Previous: 4. The vanilla universe Index Next: 6. The parallel universe

5. The docker universe

Go to:

Why the docker universe? Top

About Docker I wrote a short guide here.

To resume: You saw from the vanilla examples that the list of files to copy from the submit to the execution machine may be long. If you create a container that includes the full working setup for your executables, instead, you have just to run the job inside the container and you will be sure that it will find everything it needs to work properly.

For programs that need only some specific version of a software that may be not present in all the computers of the pool (R, java or perl, for example) you will probably find an already existing Docker image in the Docker Hub that suits your needs.

If you need to configure some more specific data libraries or so, instead, you may have to create or personalize your own image and push it to some repository.

Once the image you need to run the jobs is in some repository, you can easily submit to docker universe jobs and have your code running.

Specific commands Top

The docker universe is very similar to the vanilla universe.

What does it change from a vanilla job to a docker job? Firstly, and obviously, Universe = docker.

The other differences are simply related to the fact that the job runs inside the container. Since a container can be configured to run a default executable, the first important difference is that the Executable instruction may be omitted. This is possible only if the Docker image is properly configured!

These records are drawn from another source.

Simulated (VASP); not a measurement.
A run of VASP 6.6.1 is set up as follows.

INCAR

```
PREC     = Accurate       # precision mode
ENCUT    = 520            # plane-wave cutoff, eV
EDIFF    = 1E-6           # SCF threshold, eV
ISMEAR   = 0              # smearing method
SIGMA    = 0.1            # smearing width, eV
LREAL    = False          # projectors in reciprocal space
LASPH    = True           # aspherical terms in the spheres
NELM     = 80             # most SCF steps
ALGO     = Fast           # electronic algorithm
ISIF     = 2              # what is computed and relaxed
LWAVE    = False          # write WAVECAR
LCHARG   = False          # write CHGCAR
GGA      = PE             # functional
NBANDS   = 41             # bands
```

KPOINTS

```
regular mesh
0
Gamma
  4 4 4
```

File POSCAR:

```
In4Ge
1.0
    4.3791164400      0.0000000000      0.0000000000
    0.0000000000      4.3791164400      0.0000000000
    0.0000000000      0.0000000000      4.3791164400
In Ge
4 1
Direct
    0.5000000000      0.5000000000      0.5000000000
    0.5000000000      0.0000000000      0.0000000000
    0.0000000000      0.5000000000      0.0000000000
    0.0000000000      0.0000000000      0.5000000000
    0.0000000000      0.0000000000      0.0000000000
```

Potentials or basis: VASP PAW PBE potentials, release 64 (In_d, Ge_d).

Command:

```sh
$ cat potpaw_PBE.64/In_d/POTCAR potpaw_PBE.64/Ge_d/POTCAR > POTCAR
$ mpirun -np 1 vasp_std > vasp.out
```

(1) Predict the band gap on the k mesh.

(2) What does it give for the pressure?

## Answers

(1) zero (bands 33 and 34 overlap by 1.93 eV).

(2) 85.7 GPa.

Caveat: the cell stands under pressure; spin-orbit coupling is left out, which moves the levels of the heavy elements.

The other difference is that you must include the instruction that tells HTCondor which is the Docker image that must be used: this is docker_image. The argument must be an existing image name. If the image is not already present in the node that executes the job, Docker will look for it in the remote repository. If the repository is not specified, it will search in the Docker Hub. Some examples:

#from Docker Hub
docker_image=hello-world
docker_image=r-base:latest
#from the local repository in to4pxl:5000
docker_image=to4pxl:5000/python:latest

To run inside the container, HTCondor links the spool directory (in the node filesystem) so that it is seen in the container filesystem at the same path. The job starts then inside the container, in the same path it would have outside it. The spool directory is the only folder in the container that is seen outside it, so you must ensure that all the output files are copied there, otherwise they will be lost after the job termination.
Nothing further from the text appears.